Cybersecurity platform Galvanick is in growth mode, most recently closing on a $10 million seed funding round. The company, which is based in Mid-City, closed the round in early June with participation from investors including Hollywood-based MaC Venture Capital.
Galvanick provides cybersecurity services for industrial control systems, specifically the software infrastructure used to operate manufacturing equipment for drug, aerospace and food and beverage companies.
Joshua Steinman, the company’s co-founder and chief executive, said he sees many companies leave the ports for their equipment’s network open for ease of access, and that this puts companies at risk of being hacked. Steinman is the former senior director for cyber policy on the National Security Council. He worked on the 2018 National Cyber Policy and on several executive orders relayed to U.S. cybersecurity during the Trump administration.
He said during his work there he became aware that industrial infrastructure has its own unique set of risks.

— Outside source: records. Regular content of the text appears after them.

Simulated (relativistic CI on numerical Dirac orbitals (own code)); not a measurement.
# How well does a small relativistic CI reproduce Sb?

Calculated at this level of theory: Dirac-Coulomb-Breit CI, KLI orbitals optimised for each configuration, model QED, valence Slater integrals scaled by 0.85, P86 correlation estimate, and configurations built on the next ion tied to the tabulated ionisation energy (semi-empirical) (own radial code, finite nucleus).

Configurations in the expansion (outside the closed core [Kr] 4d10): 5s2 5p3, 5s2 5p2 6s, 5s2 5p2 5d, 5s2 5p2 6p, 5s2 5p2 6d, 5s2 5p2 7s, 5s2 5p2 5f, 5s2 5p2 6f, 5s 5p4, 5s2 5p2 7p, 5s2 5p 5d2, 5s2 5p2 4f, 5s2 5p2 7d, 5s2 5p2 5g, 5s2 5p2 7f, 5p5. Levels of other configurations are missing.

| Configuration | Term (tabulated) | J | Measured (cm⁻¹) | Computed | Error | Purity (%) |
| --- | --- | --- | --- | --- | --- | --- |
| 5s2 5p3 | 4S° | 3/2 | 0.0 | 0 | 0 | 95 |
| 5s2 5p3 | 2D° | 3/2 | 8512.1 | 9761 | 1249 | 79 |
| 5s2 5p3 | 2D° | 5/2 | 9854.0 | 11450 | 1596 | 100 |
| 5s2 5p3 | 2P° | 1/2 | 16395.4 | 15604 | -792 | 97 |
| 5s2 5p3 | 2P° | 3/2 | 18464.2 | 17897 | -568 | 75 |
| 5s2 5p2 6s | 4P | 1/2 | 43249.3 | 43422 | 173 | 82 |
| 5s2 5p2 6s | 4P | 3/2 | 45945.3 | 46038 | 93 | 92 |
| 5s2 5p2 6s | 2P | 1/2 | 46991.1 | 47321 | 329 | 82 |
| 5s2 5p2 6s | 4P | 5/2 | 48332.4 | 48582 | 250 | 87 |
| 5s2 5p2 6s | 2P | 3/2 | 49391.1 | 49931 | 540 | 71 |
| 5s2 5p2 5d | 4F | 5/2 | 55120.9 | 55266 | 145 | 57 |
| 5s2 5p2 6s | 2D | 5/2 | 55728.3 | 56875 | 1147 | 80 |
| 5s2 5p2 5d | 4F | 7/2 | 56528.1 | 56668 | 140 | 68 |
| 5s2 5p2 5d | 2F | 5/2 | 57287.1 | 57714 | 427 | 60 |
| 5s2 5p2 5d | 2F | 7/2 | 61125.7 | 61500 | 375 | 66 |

“We had a bunch of really high-profile incidents that really exposed the fact that these types of systems and networks do not have the kind of cybersecurity that even traditional IT networks have, and they can’t,” Steinman said. “The technologies that you would want to use in order to secure industrial systems and networks are just very different from those that you would use to secure computers and cell phones, and servers … two-factor authentication on (manufacturing equipment), it just won’t work.”
Reducing human labor
Steinman said that Galvanick reduces the human effort needed by a client’s own cybersecurity or IT team by investigating anomalous events automatically with an extended detection and response — or XDR — platform. The platform synthesizes information from an industrial control system’s network, identifies potentially malicious or anomalous behavior, correlates it in near-real time with other data sources and provides “actionable” insights to the security or operations team. Steinman said that current industrial cybersecurity tools operate at the network layer only, meaning that they look at network traffic in and out of a facility without analyzing it.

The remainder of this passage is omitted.